Preferred equity, sometimes referred to as “pref equity,” is often viewed as a hybrid between debt and equity. Preferred Equity holders typically have priority for distributions and return of capital events over the common equity, however, they are subordinate to the senior debt position in the transaction.

Preferred equity holders may have the right to receive income distributions from interest reserves, or their interest may accrue until paid, even if the property is not cash flowing. Therefore, preferred equity holders may have less risk compared to common equity investors, albeit for typically less upside potential if the property outperforms.

Fixed redemption dates for preferred equity holders are common, and the outstanding preferred equity balance must be repaid regardless of property cash flow. Preferred equity can be utilized to maximize returns for common equity investors, and like mezzanine debt, it may also be a viable option to close a gap in financing if a sponsor is unable to secure the amount of debt required to refinance or acquire an asset.

Preferred equity investments aren’t collateralized by the underlying real estate like senior debt investments. Instead, they are more similar to mezzanine loans; if certain defaults occur, preferred equity holders may have the right to take management and ownership control of the entity that owns the underlying real estate from common equity holders, in many cases, completely wiping out the common equity holders’ value in the transaction.

Also, like mezzanine debt, upon taking control of the property-owning entity, the preferred equity holders would still be subject to the senior loan and would be required to cover the debt service payments.

Common Equity’s Place in the Capital Stack

Common equity typically carries the greatest risk in the capital stack compared to other positions, but it also has the greatest upside potential if the underlying investment performs well. Common equity investors have ownership interests in the real estate and could lose their entire investment if the deal is unsuccessful, or if the sponsor defaults on the mortgage loan used to finance the project. Additionally, equity holders are the last to be paid distributions from cash flow or capital transactions.

However, common equity investors share in the appreciation of the value generated by the realization of the property, in addition to potential cash flow distributions over the hold period.

The common equity position in a deal is typically comprised of general partner and limited partner equity positions. The general partner, which is usually the sponsor, is responsible for sourcing the deal, obtaining financing, managing the project, and negotiating with buyers to realize the deal. Limited partners are typically passive investors and don’t make day-to-day operating or managing decisions.

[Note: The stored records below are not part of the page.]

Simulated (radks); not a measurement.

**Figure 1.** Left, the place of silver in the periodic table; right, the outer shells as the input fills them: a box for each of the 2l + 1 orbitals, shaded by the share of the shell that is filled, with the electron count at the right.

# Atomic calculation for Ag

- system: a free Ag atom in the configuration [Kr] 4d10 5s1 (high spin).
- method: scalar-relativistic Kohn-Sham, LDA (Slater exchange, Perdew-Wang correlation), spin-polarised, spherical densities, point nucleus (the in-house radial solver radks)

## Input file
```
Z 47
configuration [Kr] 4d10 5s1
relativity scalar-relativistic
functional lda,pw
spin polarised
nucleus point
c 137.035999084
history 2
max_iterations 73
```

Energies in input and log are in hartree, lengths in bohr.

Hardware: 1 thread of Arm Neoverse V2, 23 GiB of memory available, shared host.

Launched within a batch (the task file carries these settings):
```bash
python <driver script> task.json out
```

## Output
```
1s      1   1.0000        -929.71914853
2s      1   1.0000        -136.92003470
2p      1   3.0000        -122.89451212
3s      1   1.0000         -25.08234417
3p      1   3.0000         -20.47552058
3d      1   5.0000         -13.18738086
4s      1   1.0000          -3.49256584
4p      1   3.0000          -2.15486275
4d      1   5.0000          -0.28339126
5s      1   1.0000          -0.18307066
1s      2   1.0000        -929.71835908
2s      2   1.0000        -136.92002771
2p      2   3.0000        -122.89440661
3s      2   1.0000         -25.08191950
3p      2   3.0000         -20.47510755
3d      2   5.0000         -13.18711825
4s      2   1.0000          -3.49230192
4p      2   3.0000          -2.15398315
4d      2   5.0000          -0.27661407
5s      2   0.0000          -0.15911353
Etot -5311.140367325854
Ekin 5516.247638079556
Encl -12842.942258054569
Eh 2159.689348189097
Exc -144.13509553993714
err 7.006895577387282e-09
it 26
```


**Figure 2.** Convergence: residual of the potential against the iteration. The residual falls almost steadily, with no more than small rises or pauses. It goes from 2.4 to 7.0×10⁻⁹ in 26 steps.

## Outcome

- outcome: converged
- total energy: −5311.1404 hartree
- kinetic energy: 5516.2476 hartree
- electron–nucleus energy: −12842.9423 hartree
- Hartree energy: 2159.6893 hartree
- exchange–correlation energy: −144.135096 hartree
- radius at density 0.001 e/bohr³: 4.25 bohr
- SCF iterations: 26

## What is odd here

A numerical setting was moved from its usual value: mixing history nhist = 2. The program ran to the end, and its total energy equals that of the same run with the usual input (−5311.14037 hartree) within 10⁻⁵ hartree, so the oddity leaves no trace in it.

General and limited partners agree to a distribution “waterfall,” which dictates how returns will be distributed between the equity investors. General partners usually could earn a larger portion of the returns – called a “promote” – after certain predetermined return thresholds are reached for limited partners. This is viewed as a positive factor for limited partners, because it incentivizes the sponsor to maximize the performance of the deal.

Prior to investing in deals, investors should understand the different nuances associated with each layer of the real estate capital stack as well as the potential risks and rewards they can offer.